Time flies. Memories are short. In July 2008, gasoline, electricity, and natural gas prices were all skyrocketing. Gasoline cost over $4; electricity in the PJM wholesale market was over 10 cents per kilowatt-hour (just generation cost); and natural gas was $13 for a thousand cubic feet.
Less than 3 years later, gasoline is once more around $4, causing real pain for low and median income families, but natural gas and electricity bills have not skyrocketed. Natural gas prices are down about 70% since July 2008. Yesterday Constellation Energy in Maryland filed to lower by 17% its default electric rate.
Why are natural gas prices and electric bills not doing what oil has done?
America's shale gas supplies doubled in 2010 to 837 trillion cubic feet. These supplies and near record production of natural gas in 2010 keeps natural gas prices around $4.30, despite a growing economy. Low natural gas prices means natural gas bills plus electricity bills are controlled.
If natural gas was now priced at $13 for a thousand cubic feet, as was the case the last time gasoline cost $4, residential natural gas consumers would have paid $800 more to heat their homes and $500 more for electricity. Natural gas is used to generate 24% of our power, and natural gas plants are often on the margin of the wholesale market, setting the entire market price.
When you sum it all up, shale gas has saved up to $1500 for many consumers in the last year.

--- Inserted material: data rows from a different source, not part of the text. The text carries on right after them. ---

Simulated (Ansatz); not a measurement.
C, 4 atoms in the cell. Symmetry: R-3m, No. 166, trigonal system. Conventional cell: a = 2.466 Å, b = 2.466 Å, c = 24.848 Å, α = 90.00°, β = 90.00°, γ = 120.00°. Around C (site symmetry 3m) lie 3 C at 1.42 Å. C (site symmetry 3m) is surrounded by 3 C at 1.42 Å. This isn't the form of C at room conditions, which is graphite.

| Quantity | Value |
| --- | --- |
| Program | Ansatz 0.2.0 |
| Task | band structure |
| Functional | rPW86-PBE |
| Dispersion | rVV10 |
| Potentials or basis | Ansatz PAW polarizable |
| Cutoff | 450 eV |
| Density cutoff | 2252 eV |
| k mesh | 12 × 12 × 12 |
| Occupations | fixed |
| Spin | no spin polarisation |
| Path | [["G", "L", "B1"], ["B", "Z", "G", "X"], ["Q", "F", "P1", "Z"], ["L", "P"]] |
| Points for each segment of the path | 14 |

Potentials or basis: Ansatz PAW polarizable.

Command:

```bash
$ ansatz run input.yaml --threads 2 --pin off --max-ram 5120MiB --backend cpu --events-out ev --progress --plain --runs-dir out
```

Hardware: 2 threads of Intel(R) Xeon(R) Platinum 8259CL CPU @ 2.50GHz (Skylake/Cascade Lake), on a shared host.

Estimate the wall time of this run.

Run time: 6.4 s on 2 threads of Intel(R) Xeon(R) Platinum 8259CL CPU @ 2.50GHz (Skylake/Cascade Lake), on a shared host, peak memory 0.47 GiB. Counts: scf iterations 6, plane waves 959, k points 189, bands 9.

Why has electricity and gas moved down, while oil and gasoline have gone sharply up in price? Doesn't the economy and not shale gas explain these price movements?
Growth in the US and world economy does explain mainly the increase in oil prices, but the economy does not explain fully or mainly the pricing of electricity and especially natural gas.
The US economy has grown now for 7 quarters since July 2009. 1.6 million new jobs have been created since January 2010. The stock market has boomed. But natural gas prices have fallen substantially since July 2008.
The fundamental reason why natural gas prices are lower, even though economic growth has driven oil higher, is that shale gas supplies have doubled and US gas production is near record levels.